Autopilot Failure on Saga forces early return to port

Less than 24 hours into the second leg of the VELUX 5 OCEANS, Sir Robin Knox-Johnston and Sage are back in Freemantle.

After a worrying night of repair work on SAGA INSURANCE on Saturday, during which the shore team tilted Saga at 90 degrees to inspect and repair the damage to the boat’s sail drive, Sir Robin was able to make the start line, crossing in 2nd place, under half a boat length behind Bernard Stamm.

The yachts headed west to line up a passage past Cape Leewin to the south. However, during the night both the autopilot systems on SAGA INSURANCE failed and refused to re-start.

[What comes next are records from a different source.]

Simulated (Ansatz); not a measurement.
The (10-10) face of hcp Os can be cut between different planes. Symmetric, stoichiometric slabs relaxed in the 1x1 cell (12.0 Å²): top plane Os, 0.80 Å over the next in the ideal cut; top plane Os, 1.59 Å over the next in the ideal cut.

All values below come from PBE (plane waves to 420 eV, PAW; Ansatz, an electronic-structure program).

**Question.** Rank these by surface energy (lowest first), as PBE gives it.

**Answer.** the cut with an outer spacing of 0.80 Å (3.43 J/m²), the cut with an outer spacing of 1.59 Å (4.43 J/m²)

After many hours assessing the problem onboard throughout the night, Sir Robin took the difficult decision to head back to Fremantle and meet his shore team back on land. Sir Robin will therefore have to comply with the minimum 48 hour time penalty for receiving outside assistance, putting him well behind the fleet from the off. He was forced to helm SAGA INSURANCE throughout the night and is therefore completely exhausted.

On arriving back at the start, Sir Robin commented, “It is in my nature to be upbeat about these things. Better to have this problem now rather than a week’s time. We had specialists onboard this morning who identified the problem. It is not something I would have been able to do alone, so it was the right call coming back. The wiring to the autopilots wasn’t big enough to take the power. It was like pushing lots of water through a tiny pipe. I’d had a good start and was getting the storm jib out when SAGA INSURANCE involuntarily tacked. Not knowing the reason at that stage, I carried on and it happened again. Both pilots switched off. I sat down and had a drink to think it through and came to the conclusion that I’d kill myself if I carried into the Southern Ocean without sorting it out properly.

Now that we have identified the problem it explains a lot of the issues we had in the last leg, so finally we know. It actually makes me feel a lot more confident. I’m not worried about starting after the others. We all have a long way to go, and we just have to get on with it. Or at least I will after everything has been fixed and I’ve had some serious sleep!”

Knox-Johnston was met by his shore team and technical staff after rounding Rottnest Island, ten miles off Fremantle. He officially suspended racing at 08:00 local time (23:00 GMT) He will restart the race at 0800 Wednesday 17th at the same place.